It’s hard to say if Bloom and Delevingne even have real chemistry. They seem to play well off another, but it’s entirely possible that that’s just residual charm from two pretty people making gooey eyes at each other.
The only really extended time they spend together prior to the finale is in the lengthy flashback in the third episode, detailing the love affair between the two. It’s a strong episode with good work by both the two leads, but because a year of war has to be condensed into an hour-long episode, it speed-runs through their time together and then hastens to the heartbreak.
With the end of season one, Philo has renounced his ties to the human world and joined Vignette as a prisoner of the Row, which means the dynamic between the two will be radically different when the series comes back. If we’re to really invest in this couple and its ups and downs as the heart of the show, we need to see how they actually function as a couple, and decide for ourselves if this is a love worth fighting for.
Of course, the current status quo with the Row turned into a prison for the entire “critch” population may not last very long, given how Carnival Row approaches plot. Which reminds me…
#3: Keep the pace up
One of the things that concerned me when Carnival Row was announced as a series was knowing its origins as a script for a standalone film, A Killing on Carnival Row. Streaming series already have a tendency towards redundancy and bloat, particularly those inspired by pre-existing material like books and movies. Stories that could comfortably fit within a two-hour runtime instead get streeeeeeetched out to 8, 10, even 13 hours of characters spinning wheels and doing very little of consequence in between the shocking cliffhangers meant to keep you stuck to your sofa, binging away.
But Carnival Row thankfully keeps its foot on the gas throughout the first season, introducing mysteries and new plot threads so that they can be quickly resolved and new mysteries and plots can be brought in. Episode two reveals that Philo is hiding some kind of dark secret, which you can imagine another show teasing out piece by piece, hour by hour. Instead the next episode very quickly reveals exactly what it is that Philo is hiding, and promptly moves on to the juicier material of watching how that secret, and the effort put in to preserving it, has eaten away at him.

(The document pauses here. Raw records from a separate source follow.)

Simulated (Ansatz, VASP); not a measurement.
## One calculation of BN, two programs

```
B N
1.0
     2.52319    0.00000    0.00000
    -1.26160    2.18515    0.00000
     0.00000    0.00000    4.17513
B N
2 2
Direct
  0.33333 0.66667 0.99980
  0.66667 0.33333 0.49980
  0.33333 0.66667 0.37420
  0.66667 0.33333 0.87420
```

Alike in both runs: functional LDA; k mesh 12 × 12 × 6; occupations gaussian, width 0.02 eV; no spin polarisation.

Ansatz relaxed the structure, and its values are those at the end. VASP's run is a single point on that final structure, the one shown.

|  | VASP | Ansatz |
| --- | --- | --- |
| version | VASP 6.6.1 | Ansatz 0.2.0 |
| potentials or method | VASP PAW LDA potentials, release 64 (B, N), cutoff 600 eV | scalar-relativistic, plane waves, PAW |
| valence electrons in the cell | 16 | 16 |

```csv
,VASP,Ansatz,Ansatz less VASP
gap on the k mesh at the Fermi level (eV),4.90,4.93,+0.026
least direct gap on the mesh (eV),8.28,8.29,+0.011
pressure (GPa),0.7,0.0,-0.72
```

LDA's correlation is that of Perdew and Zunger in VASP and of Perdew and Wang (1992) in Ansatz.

The rapidity also enables Carnival Row to crank through story-points that aren’t working as well. Imogen Spurnrose is introduced as a spoiled monster, utterly unpleasant to be around and whose ‘troubles’ are wildly uninteresting compared to the murder and intrigue happening elsewhere. But in very short order she is paired with Mr. Agreus (with David Gyasi giving phenomenal “sexy brooding” even with giant horns stuck to his face) and their odd-couple dynamic quickly becomes a compelling, and very moving, storyline.
This propensity for speed-running through plot is not without its downsides. In the last few episodes, plot points are rattled off with little grace because the action needs to keep moving, while other relationships and dynamics pivot hard without the needed time to really land. But if I had to choose between a show trying to do too much versus a show struggling to stretch out too little, I’ll take the first one every time.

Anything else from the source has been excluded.